Two years ago, we published a blog post focused on the data trap—the concept that while millions of new users in emerging markets were getting online for the first time with affordable smartphones, the price of the mobile data needed to stay online was relatively expensive. Two years later, just as the markets have evolved so has the data trap, especially for mobile users in India. Does the data trap still apply?
As Android rises, prices drop
In 2017, smartphone prices are no longer the barrier they once were in emerging markets. In India, the majority of devices sold are considered affordable, with more than 70 brands priced lower than $100. As new users get online, device affordability is an expectation, which is driving up competition. The demand is even forcing Apple to slash the price of their iPhone 6 in India in half to remain competitive.
The catalyst for this change? Android diversification. Users demand high-quality, feature-rich devices at an affordable price point. Chinese brand Xiaomi has flourished since launching in India in July 2014, developing into the third-largest smartphone brand in India in 2017. Its Redmi 4 recently became the fastest-selling smartphone in India. Xiaomi’s success points to India’s demand for smartphone that don’t sacrifice quality for price.
Buying power is making mobile data cheaper
When we look at the cost of 500 MB of data, it seems that the data trap is alive and well in emerging markets. However, when we look at average minimum wage, it tells a different story. Incomes are rising in these markets, which makes mobile data slightly more affordable. Our assumption that the high price of data is turning people off from buying data at all, is not exactly the 2017 reality.
Indian consumers skipped the desktop generation, jumping directly to mobile phones as their primary internet connection. Indians use mobile devices to access the internet 80% of the time, compared to the average of 50% globally. Mobile data is necessary to get connected, regardless of the price. This demand has driven many operators to reduce data costs, but none more so than Reliance Jio.
Jio, a subsidiary of Reliance Industries, launched in India in September 2016. In an unprecedented move, Jio offered users free 4G mobile data. Within the first month, 16m people signed up for the service, faster than any other in the world. As of February this year, the operator has reached 100m users. This disruption has sparked a new data price war in India, forcing other mobile operators to take steps to compete. Idea Cellular and Vodafone India have announced that they are merging, creating India’s largest mobile phone operator. Airtel offered users up to 30 GB of free 4G data. Ultimately, users are benefiting and operators are suffering from reduced margins and competition.

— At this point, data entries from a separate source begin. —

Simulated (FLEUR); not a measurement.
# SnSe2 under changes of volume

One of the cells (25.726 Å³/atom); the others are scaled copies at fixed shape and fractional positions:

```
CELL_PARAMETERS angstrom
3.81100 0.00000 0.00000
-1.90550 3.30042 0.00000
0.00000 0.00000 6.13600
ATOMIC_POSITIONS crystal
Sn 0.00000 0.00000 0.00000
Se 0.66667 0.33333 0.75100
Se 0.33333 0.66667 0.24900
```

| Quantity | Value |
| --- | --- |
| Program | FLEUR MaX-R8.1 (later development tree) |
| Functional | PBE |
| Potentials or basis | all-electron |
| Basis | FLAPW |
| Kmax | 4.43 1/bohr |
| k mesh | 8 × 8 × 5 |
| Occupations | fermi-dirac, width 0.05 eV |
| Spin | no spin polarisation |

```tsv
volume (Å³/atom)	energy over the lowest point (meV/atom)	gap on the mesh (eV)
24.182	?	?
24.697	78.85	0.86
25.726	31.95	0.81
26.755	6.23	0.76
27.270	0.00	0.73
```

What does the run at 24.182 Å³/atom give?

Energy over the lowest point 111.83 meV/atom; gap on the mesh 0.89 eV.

Indian users still data conscious
Despite the data wars, smartphone users in India are still conscious about how much they spend on their data and how they use it. Based on our experiences traveling in-market, we’ve learned a lot about how users change their usage habits based on the price per MB. For example, many users we speak to have either more than one phone, multiple SIM cards in a multi-SIM device, share a device with the rest of their family, or some combination of all three. They do this all in effort to save money, such as using one SIM card for voice calls and another for data. We experienced this many times with Reliance Jio. Many users will have one SIM card from one operator for their voice calls, because that operator offers great deals on voice, then use a Jio SIM for free data.
It’s also quite common for users in India to turn off their cellular data when they’re away from home for a long time. This is also why WhatsApp is so ubiquitous in emerging markets like India—it’s a data-saving way to communicate. Less useful and data efficient apps are relegated to the home, when a wifi connection is available.
Not a data trap, but a data limitation
The data trap no longer blocks users from accessing the apps and content they need online like it did in 2015. 2017’s data trap is more of a data limitation. Users can access the content they need, but the price makes them think twice about how and where they access it. Whether that’s by using multiple SIM cards to get the smartest deal on data or waiting until they’re connected to wifi to use data-sucking apps like Snapchat, emerging market users in 2017 are smarter and more data-conscious than ever before. However, as the demand for mobile data outpaces the drop in data prices, the data trap could develop again.